The late Georgian period was a rough and violent age. It has a hard, uncaring image, but that did not always apply to those who took their own life.

The crime of suicide- “felo de se”- would mean that the person killing themselves would lose their property to the Crown and forfeit the right to be buried in consecrated ground. However, this was almost never the judgement of the coroner’s court, who would invariably try to reduce the distress of the family with a verdict of “lunacy”. This would avoid the humiliating penalties. For most of the later Georgian period, suicides and their families were often seen as unfortunate rather than sinful.

The newspapers were remarkably democratic in their coverage. There were reports from all classes, and on each occasion a reason was looked for; and it was assumed that a suicide would be by definition not in their right mind. As a crime that affected all classes, where the same range of emotions were observed, it was perhaps inevitable that the reactions would be roughly the same

William Dumbell , a labourer, had 12 pots of beer and then hanged himself in a privy in Newhaven. He had been “melancholy”. On the other end of the social spectrum, Edward Hussey Esq, a magistrate in Lamberhurst Sussex, had blown out his brains with a blunderbuss with exactly the same reason given.

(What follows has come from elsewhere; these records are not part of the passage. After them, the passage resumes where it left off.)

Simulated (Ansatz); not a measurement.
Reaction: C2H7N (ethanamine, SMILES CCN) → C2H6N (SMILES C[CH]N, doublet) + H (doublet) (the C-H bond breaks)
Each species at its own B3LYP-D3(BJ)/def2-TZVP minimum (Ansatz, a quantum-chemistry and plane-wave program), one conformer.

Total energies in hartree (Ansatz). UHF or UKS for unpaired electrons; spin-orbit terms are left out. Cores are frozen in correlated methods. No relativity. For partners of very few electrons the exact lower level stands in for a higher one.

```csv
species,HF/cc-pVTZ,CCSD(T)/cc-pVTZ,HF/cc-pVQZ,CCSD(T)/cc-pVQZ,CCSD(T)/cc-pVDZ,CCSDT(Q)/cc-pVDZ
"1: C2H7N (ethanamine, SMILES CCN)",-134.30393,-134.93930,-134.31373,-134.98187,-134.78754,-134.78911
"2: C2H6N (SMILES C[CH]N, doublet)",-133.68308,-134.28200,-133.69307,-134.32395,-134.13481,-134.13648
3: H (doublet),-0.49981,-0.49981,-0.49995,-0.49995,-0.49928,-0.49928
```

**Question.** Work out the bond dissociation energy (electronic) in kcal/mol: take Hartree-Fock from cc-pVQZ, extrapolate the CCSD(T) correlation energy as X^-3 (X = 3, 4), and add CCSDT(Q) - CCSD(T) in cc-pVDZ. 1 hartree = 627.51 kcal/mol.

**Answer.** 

Mr G Lecke, a former soldier hanged, himself in May 1816. No reason could be found –“he was a very religious man and it would have been thought of him one of the last men in the world who would have committed suicide had he been in senses”. Sir Edward Crofton committed in January and the press were unable to provide a reason- the key point here was that reasons were looked for and expected.

Melancholia was a reason; so was mental derangement caused by domestic problems. In February 1816 an unnamed 12 year old girl of Smithfield tied lead weights to her feet and hanged herself after a disagreement with parents-it was a “rash act” and “melancholy incident” A women called Fane, wife of an aging watchmen, had drowned herself after a marital disagreement, leaving her shoes on the bank and putting her silver snuff box in a place where it could be found. Even when there was such a degree of planning, mental derangement was always the reason and “lunacy” was the cause of death, not “felo de se”

It was clearly seen that people took their own lives from economic distress. Mr Hollingsdale of Chailey, Sussex was last seen tending to the cattle that were about to be sold to pay his rent and tithe debts. He, like most regency suicides recognised as such, hanged himself. Richard Bishop of Exeter “put a period to his own existence” in old age, having encouraged others to make unsuccessful investments.

There were some dissenting voices. In September 1816, the Cumberland Pacquet newspaper referred to suicide as a crime that condemed the bereaved family to torment on earth and the deceased to torment in the afterlife. On the 15th August, a person with the pen name “HUMANITAS” wrote to the “Morning Post” bemoaning the number of “lunacy” judgements in coroner’s courts , which were clearly designed to save people’s feelings and protect inheritance rights. Without any irony at all, HUMANITAS commented that this had all gone too far, in an era of “ universal benevolence and philanthropy “ he believed that the reapplication of the proper judgement would reduce suicides; if this was not possible, perhaps the bodies could be dissected rather than buried at the crossroads in an unmarked grave? A slightly more constructive suggestion was the banning of arsenic; HUMANITAS claimed that the use of poison was under-reported as a method of suicide, and this may well have been the case

Two cases show the differing attitude towards the subject. In November 1816, the coroner gave a erdict of “felo de se” on a criminal called Brook who was  never favoured with a first name. He had been apprehended during a robbery of a tallow chandler named Thompson and placed in the black hole of St James Watch House. Despite being handcuffed he had managed to strangle himself with his handkerchief

He was buried at two in the morning in unconsecrated ground in Bridle Lane, near Great Pulteney Street. However, this was not the end of it

image002

Another sad example was the suicide of Mr C Bradburn in February 1816. He had attended a masquerade at the Argyle Rooms in Regent Street. He met a women of new acquaintance there and was about to take her home when two men, Wallace and Andrews,  jumped into the coach. They went together to a hotel and Bradburn took up the invitation to play dice for champagne and claret that could be given to the young lady, who seemed to know the other men well. Gambling for drink turned to gambling for money; Bradburn won at first but found himself with loses of £2000. When the men arrived at his address a few days later, armed and noisy, Bradburn blew his brains out in a state of mental derangement. He was found insane. His fortune and reputation were saved.

Not everybody agreed. A letter to the paper pointed out the problem. The Argyle rooms were the haunt of prostitutes. The strumpet and the gamblers were in cahoots. Why did Bradburn use somebody else’s dice? The writer went on to say that. If Bradburn was mad, then he was mad at the very beginning of the process in showing his appalling judgement!

This uncharitable view excepted, the late Regency had an attitude to suicide that was clearly the result of the Enlightenment and looks quite familiar  today!